WHAT does the year ahead offer for wine-drinkers? To a certain extent, I think this must depend where you live. In Scotland, for example, the government is banning multi-buy and “Buy one get one free” offers in retail outlets. This will change the face of wine sales in supermarkets, where up to 70 per cent of wine sales are of bottles on promotion.

I think this is no bad thing, as the pricing in many such offers is artificial. The demise of the Threshers chain was staved off, for a while, by their “Three bottles for the price of two” promotion. What many people failed to appreciate was that they inflated the price of the single bottle, so that they could justify the promotional pricing.

Similarly, consumers should be­ware of wines on offer at half-price. I understand that a chain has only to offer a certain wine at an inflated price in a single one of its branches for a limited period of time, for it to be able to claim that the wine is a half-price bargain.

I think we all realise that excessive drinking is a serious problem; and this is often fuelled by aggressive selling of beers, mainly, but also wines. I am in favour of the banning of the sale of alcohol at below true cost — and I say true, because some retailers have resorted to legerdemain when it comes to interpreting the meaning of the word cost. Not only should this lessen the incentive to buy, but it will give some protection to the independent wine-merchant, as well as the corner shop.

Does all this mean that we will have to pay more for our wines? As I write, the euro seems to be falling against the pound; this helps to lessen the price of most old-world wines. The US dollar slide affects not just Californian wine, but also those of Chile and Argentina, but, on the other hand, the Australian and New Zealand dollars are strengthening daily.

There are tales of gloom from wine-producers around the world. Expan­sion of production in many countries has been over-optimistic, and domes­tic markets cannot be relied on to absorb this. It seems as though every wine-maker in the world is catching a flight to China in a bid to sell his wine — but that is a market of two ex­tremes; the con­sumer is looking either for the most expensive wines, or else the cheapest, and most wine now comes from the middle ground.

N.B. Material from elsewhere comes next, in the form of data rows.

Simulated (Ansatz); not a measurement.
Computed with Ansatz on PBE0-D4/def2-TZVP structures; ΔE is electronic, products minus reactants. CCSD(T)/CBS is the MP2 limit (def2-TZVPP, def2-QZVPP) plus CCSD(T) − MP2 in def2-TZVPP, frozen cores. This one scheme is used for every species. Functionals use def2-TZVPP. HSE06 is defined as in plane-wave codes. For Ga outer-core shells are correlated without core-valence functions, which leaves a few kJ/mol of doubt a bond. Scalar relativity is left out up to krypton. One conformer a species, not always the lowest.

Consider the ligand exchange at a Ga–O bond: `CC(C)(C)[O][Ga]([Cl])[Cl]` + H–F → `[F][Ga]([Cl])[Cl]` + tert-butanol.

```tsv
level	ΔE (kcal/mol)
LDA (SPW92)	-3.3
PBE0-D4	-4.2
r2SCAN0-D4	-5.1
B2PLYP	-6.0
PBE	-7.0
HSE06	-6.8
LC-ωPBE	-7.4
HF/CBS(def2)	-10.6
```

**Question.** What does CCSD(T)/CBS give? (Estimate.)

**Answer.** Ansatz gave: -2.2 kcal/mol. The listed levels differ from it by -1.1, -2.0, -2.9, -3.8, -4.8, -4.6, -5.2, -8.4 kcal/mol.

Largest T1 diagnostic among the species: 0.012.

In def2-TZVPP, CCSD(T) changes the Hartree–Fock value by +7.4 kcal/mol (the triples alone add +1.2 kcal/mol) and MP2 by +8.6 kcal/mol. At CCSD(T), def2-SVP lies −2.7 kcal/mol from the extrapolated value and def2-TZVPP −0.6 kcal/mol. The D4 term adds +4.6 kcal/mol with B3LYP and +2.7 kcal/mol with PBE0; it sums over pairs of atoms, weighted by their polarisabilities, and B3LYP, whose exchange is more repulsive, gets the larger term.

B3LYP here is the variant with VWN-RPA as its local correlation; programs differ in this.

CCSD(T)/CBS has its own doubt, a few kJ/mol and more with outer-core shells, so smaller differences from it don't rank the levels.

Let us look on the bright side. What should we be drinking in 2011? I think that the two countries to look out for are Spain and Argentina, and here are some of my bottle sugges­tions: first, from Spain: Chivite Gran Feudo Reserva Especial 2004 (Wait­rose, £8.49), a complex Tempranillo-Cabernet Sauvignon blend from Navarra, a magnificently deep Ribera del Duero Emilio Moro 2006 (£12.99 a bottle if you buy two from Majes­tic), and a crisp white from the Verdejo grape, Palacio de Bornos 2009 Rueda (Waitrose, £8.29).

From Argentina, I would pick the Weinert Malbec 2004 (Tanners Wines, £10.90), soft and mature, with full spicy fruit, and Familia Zuccardi FuZion Shiraz-Malbec 2009 (Wait­rose, £5.19). Please note the prices quoted are before any rise in VAT.